The first manufactured t-shirt was invented between the Spanish-American War in 1898, and 1913 when the U.S. Navy began issuing them as standard undershirts.

Even then, it took until 1920 for the actual term “t-shirt” to be inducted into the English dictionary, thanks to F. Scott Fitzgerald being the first person to publish the word in his novel This Side of Paradise. 

“So early in September Amory,” writes Fitzgerald, “provided with ‘six suits summer underwear, six suits winter underwear, one sweater or T-shirt, one jersey, one overcoat, winter, etc,’ set out for New England, the land of schools.”

Though the t-shirt was created in the early 20th century, it was rare to see it worn as anything other than an undershirt. It wasn’t uncommon to see veterans wearing a t-shirt tucked into their trousers post-World War II, but outside of that, t-shirts were almost exclusively used underneath “proper” clothes.

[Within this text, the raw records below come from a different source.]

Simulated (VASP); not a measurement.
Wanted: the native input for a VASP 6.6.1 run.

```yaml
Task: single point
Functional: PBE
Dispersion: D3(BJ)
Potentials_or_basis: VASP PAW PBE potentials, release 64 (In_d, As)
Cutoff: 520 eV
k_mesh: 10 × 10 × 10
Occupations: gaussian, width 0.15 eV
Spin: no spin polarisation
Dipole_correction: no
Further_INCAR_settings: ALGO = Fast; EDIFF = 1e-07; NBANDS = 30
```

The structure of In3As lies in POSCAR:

Then came Marlon Brando and James Dean.

In 1950, Marlon Brando famously donned a white t-shirt as Stanley Kowalski in A Streetcar Named Desire, only to be followed by James Dean in 1955's Rebel Without a Cause. Thanks to these two founding fathers, the popularity of the t-shirt as a stand-alone outerwear garment skyrocketed.

Not only was the t-shirt as an outer-garment becoming acceptable, but it was also being associated with a movement of rebellion.

“It was rebellious, because T-shirts were actually undergarments … It was a tough political statement,” says Dennis Nothdruft, curator of the exhibition titled T-shirt: Cult — Culture — Subversion, which showcased the radical history of the t-shirt at the Fashion and Textile Museum in London last year.

By the time the 1950s rolled around, a number of companies in Miami, Florida began experimenting with garment decoration, but the field was still far from what would later turn into a multi-billion dollar industry of t-shirt printing.

Thomas E. Dewey, a Republican presidential candidate, created what was perhaps the first ever slogan t-shirt with his “Do it with Dewey” campaign, but outside of that, there were not many instances of embellished t-shirts.

Later in the 1950s though, one of the aforementioned printing companies, known then by the name Tropix Togs, held the original license to print Walt Disney characters. Around this time people began to realize the profit that was to be made in graphic t-shirts, and in the 1960s, innovations to the print field, including the birth of screen printing, would help turn the t-shirt industry into what it is today.

Though graphic t-shirts and t-shirt printing began in the 1950s and 1960s, it wasn’t until the ’70s that t-shirts became the powerful messaging platform that we know them as today. For this, we can thank the punk movement.

Rising popularity in rock band logos, along with protests of the Vietnam War, really helped solidify the t-shirt as a messaging platform. It was “about shocking and outraging people and challenging the status quo,” says Nothdruft.

The New York Times perhaps said it best, when the rise of the graphic t-shirt lead them to name it “the medium for the message.”